Made a little correction. Numbers $x_1$ and $y_1$ are integers as well.

 

[julian]

By Bezout's theorem, if $(m,n)=1$ there exists $x$ and $y$ such that

\begin{align*}
mx+ny=1 .
\end{align*}

Are you asking if we can find integers $x_1$ and $y_1$ such that

\begin{align*}
mx_1+ny_1=1
\end{align*}

then is $(m,n)=1$? In that case, $(m,n) | mx_1+ny_1 \Rightarrow (m,n) | 1 \Rightarrow (m,n)=1$.

 

[Heisenberg7]

By Bezout's theorem, if $(m,n)=1$ there exists $x$ and $y$ such that

\begin{align*}
mx+ny=1 .
\end{align*}

Are you asking if we can find integers $x_1$ and $y_1$ such that

\begin{align*}
mx_1+ny_1=1
\end{align*}

then is $(m,n)=1$? In that case, $(m,n) | mx_1+ny_1 \Rightarrow (m,n) | 1 \Rightarrow (m,n)=1$.
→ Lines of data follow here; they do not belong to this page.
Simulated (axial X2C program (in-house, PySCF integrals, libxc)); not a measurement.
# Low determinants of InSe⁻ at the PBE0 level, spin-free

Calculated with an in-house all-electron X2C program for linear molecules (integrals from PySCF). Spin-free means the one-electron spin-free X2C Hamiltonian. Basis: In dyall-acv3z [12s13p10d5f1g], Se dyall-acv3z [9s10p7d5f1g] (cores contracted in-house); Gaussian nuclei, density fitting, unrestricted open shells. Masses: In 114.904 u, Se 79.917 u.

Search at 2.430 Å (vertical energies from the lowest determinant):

Yes. That's what I'm asking for. Seems like a useful property for problem solving. So, I am right?

 

[julian]

It is correct. It follows trivially. As $(m,n)$ divides $m$ and $n$ by definition, and given that we have found $x_1$ and $x_2$ such that $mx_1+ny_1=1$, we have $(m,n) | 1$. It may be useful in proving two integers are coprime.